Ten Years and Counting —
PIPORG-L Celebrates a Major Anniversary

Herbert L. Huestis, Ph.D.

Those of us whose careers span a fair number of years can remember discovering the magic of word processors and email as computers arrived on the scene as Commodore, Amiga and Kaypro, before the days of DOS, the PC-Junior, and ubiquitous IBM 8088. We shared a world of amazement and wonder as we explored this new technology. Computer clubs were the source of rudimentary skills — we brought our cumbersome "lunchbox" machines, with hundreds of diskettes neatly stored in red mechanic's tool boxes.

There were good souls who helped each other master electronic bulletin boards, and primitive communications programs that enabled burgeoning electronic mail. Most of us enjoyed bending our minds around these new concepts and in the early '90's the stage was set in the organ world for an electronic pipe organ list.
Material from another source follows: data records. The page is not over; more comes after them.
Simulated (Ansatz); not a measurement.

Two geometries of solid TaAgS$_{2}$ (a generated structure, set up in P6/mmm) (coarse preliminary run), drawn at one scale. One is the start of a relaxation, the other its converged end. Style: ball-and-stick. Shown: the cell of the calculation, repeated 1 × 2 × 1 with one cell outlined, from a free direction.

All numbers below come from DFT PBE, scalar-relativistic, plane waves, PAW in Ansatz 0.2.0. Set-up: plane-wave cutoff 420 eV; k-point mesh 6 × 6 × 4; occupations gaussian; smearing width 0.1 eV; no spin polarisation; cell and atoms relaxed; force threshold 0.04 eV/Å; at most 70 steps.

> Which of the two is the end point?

At the University of Albany, a "list server" was made available by Ben Chi, a systems manager who, with Dave Kelzenberg and Dave Schutt, created "PIPORG-L," one of the first and, definitely, the longest-running pipe organ discussion list. The idea of pipe organ "conversations" caught hold and through thick and thin, persisted. This once fledgling list is now ten years old and going strong! It boasts over 1,200 subscribers and, though this number fluctuates, it gives an immediate indication of how popular the PIPORG-L list is. January 15, 2003, officially marked its tenth year. I hope the three "list owners" celebrated!

There is a certain recreational quality about these specialty lists, and that characteristic seems to be at the heart of PIPORG-L. One can "tune in" on a variety of themes, but it soon becomes clear that the list thrives on variety — lots of it. Topics are as wide-ranging as one can imagine. Sometimes emotions rule, and exchanges can get heated. Flames lick at the fabric of the list, and from time to time, "owners" have to intervene. It's all pretty exciting, both to those who participate with gusto, and those who "lurk" in the shadows. There are some aspects that I have found endearing, if one may use that term in reference to an internet list. They are presented here, in no particular order, except as I remember them.

Conferences and conventions

Preceding an organ event, there is often a scramble amonst list members to meet and put names and faces together. This is welcome solidarity and makes for easy communication with organists who first meet at a convention.

Research

Many is the time that questions are aired on the list to help solve problems encountered by organ technicians and builders. In my personal experience, the organ list has made the difference between being well-informed and learning too little, too late to avoid bitter lessons. All that is required is to put out your S.O.S. message in a clear and concise way, and it will be answered, often with great thoughtfulness.

Time flies when you are having fun

An amazing aspect of the list, is the speed with which new organs are discovered and how they may be dissected in the course of a few days. There are no longer secrets in the organ world! The characteristics of a new organ, the room in which it stands, and the players who bring on its first breath of life, are recorded for posterity, and promulgated by official and unofficial observers and enthusiasts. Concerts and symposia on new organs are no longer events for the media and cognoscenti. They are open events, attended by live audiences which, through the efforts of list members, disseminate impressions and provide a "bird's-eye view" of pipe organ activities across the land.

It is said that the internet has actually failed to accomplish some of the big-ticket items that its corporate sponsors hoped to achieve. The fact that it has grown in an independent way, without de facto leaders, does not mean that it has grown without leadership. It just comes from within. This is a subtle point, but important, that the entity we call the internet, and all its subsystems, of which PIPORG-L is one, are free to evolve according to the input and output of its own members. This is a happy thought, as PIPORG-L enters its second decade.


About the author: Herbert L. Huestis, Ph.D., holds a music degree from the Eastman School of Music, University of Rochester, where he was a student of David Craighead. His graduate study was in psychology and education from the University of Idaho. He and his wife have been pipe organ technicians in the Pacific Northwest, since 1977. They specialize in careful organ renovations and the restoration of organ pipes, especially reeds. Their website features the work of the "Reed Doctor," and their contact addresses are hhuestis@mdi.ca and http://www.mdi.ca/hhuestis/.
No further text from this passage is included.